One of my coworkers directed my attention to the implementation of spinlocks on IA-32. In spin_lock_string, we can read:
"cmpb $0,%0\n\t" \ "rep;nop\n\t" \ "jle 2b\n\t" \
The "rep;nop" line looks dubious, since the IA-32 programmer's manual from Intel (year 2001) mentions that the behaviour of REP is undefined when it is not used with string opcodes. BTW, according to the same manual, REP is supposed to modify ecx, but it looks like is is not the case here... which is fortunate, since ecx is never saved. :-)
What is the intent behind this "rep;nop" ? Does it really rely on an undocumented behaviour ?
Regards,
-- Jean-Marc Saffroy - Research Engineer - Silicomp Research Institute mailto:saffroy@ri.silicomp.fr
@@@@@@@@@@@
On Mon, 17 Sep 2001, Jean-Marc Saffroy wrote:
> What is the intent behind this "rep;nop" ? Does it really rely on an > undocumented behaviour ?
Its used to stop Pentium 4's from cooking themselves. See the P4 manuals for more info.
regards,
Dave.
-- | Dave Jones. | SuSE Labs
@@@@@@@@@@@
On Mon, 17 Sep 2001, Dave Jones wrote:
> On Mon, 17 Sep 2001, Jean-Marc Saffroy wrote: > > > What is the intent behind this "rep;nop" ? Does it really rely on an > > undocumented behaviour ? > > Its used to stop Pentium 4's from cooking themselves. > See the P4 manuals for more info.
Ok, I found it: actually it is the PAUSE opcode in the P4 instruction set, and the doc for PAUSE mentions that it is equivalent to a NOP on older IA-32 processors.
So no black magic here, except that "rep;nop" is a bit misleading, since the Intel docs for REP and NOP do not mention PAUSE...
Thanks all for you help.
Regards,
-- Jean-Marc Saffroy - Research Engineer - Silicomp Research Institute mailto:saffroy@ri.silicomp.fr
@@@@@@@@@@@
On Mon, 17 Sep 2001, Jean-Marc Saffroy wrote:
> Hi all, > > One of my coworkers directed my attention to the implementation of > spinlocks on IA-32. In spin_lock_string, we can read: > > "cmpb $0,%0\n\t" \ > "rep;nop\n\t" \ > "jle 2b\n\t" \ > > The "rep;nop" line looks dubious, since the IA-32 programmer's manual from > Intel (year 2001) mentions that the behaviour of REP is undefined when it > is not used with string opcodes. BTW, according to the same manual, REP is > supposed to modify ecx, but it looks like is is not the case here... which > is fortunate, since ecx is never saved. :-) > > What is the intent behind this "rep;nop" ? Does it really rely on an > undocumented behaviour ? > > > Regards,
Well it's now documented although you have to search a web-site to find it. Basically, it runs the CPU at low clock-speed when it's busy-waiting. Since most all spin-locks lock for mere microseconds it's unlikely that it does anything useful, but it can't hurt.
@@@@@@@@@@@
From: Alan Cox (alan@lxorguk.ukuu.org.uk) Date: Mon Sep 17 2001 - 12:27:44 EST
> The "rep;nop" line looks dubious, since the IA-32 programmer's manual from > Intel (year 2001) mentions that the behaviour of REP is undefined when it > is not used with string opcodes. BTW, according to the same manual, REP is > supposed to modify ecx, but it looks like is is not the case here... which > is fortunate, since ecx is never saved. :-)

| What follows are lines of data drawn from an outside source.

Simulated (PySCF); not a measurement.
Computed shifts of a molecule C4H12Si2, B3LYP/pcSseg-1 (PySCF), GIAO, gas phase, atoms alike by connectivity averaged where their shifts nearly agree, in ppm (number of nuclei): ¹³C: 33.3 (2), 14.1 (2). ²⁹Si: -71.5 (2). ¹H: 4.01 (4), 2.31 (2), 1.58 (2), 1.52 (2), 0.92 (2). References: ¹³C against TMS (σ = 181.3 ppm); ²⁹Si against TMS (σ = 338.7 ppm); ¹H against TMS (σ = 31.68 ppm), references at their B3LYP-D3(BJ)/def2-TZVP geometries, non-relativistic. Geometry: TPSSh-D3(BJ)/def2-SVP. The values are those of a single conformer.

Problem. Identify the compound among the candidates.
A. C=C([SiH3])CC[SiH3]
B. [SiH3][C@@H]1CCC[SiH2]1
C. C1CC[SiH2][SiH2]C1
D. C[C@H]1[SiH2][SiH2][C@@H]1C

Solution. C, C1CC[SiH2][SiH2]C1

rep nop is a pentium IV operation. Its retroactively after testing defined to be portable and ok.
Alan
@@@@@@@@@@@
Followup to: By author: Alan Cox In newsgroup: linux.dev.kernel > > > The "rep;nop" line looks dubious, since the IA-32 programmer's manual from > > Intel (year 2001) mentions that the behaviour of REP is undefined when it > > is not used with string opcodes. BTW, according to the same manual, REP is > > supposed to modify ecx, but it looks like is is not the case here... which > > is fortunate, since ecx is never saved. :-) > > rep nop is a pentium IV operation. Its retroactively after testing defined > to be portable and ok. >
Now, the example brought up was assembly, but in general I really think we should have a processor-independent wait_loop(); inline. Right now we have a rep_nop(); inline which only works on x86 (and presumably x86-64).
-hpa
-- at work, in private! "Unix gives you enough rope to shoot yourself in the foot."
@@@@@@@@@@@
Alan Cox wrote: > > The "rep;nop" line looks dubious, since the IA-32 programmer's manual from > > Intel (year 2001) mentions that the behaviour of REP is undefined when it > > is not used with string opcodes. BTW, according to the same manual, REP is > > supposed to modify ecx, but it looks like is is not the case here... which > > is fortunate, since ecx is never saved. :-) > > rep nop is a pentium IV operation. Its retroactively after testing defined > to be portable and ok.
Are we sure that the value of ECX doesn't matter on a 386? Or does it count down doing nops ECX times on a 386?
-- Jamie
@@@@@@@@@@@
Jamie Lokier wrote: > > Alan Cox wrote: > > > The "rep;nop" line looks dubious, since the IA-32 programmer's manual from > > > Intel (year 2001) mentions that the behaviour of REP is undefined when it > > > is not used with string opcodes. BTW, according to the same manual, REP is > > > supposed to modify ecx, but it looks like is is not the case here... which > > > is fortunate, since ecx is never saved. :-) > > > > rep nop is a pentium IV operation. Its retroactively after testing defined > > to be portable and ok. > > Are we sure that the value of ECX doesn't matter on a 386? Or does it > count down doing nops ECX times on a 386?
Older processors ignore the rep prefix when used with non-string opcodes. %ecx should not be affected.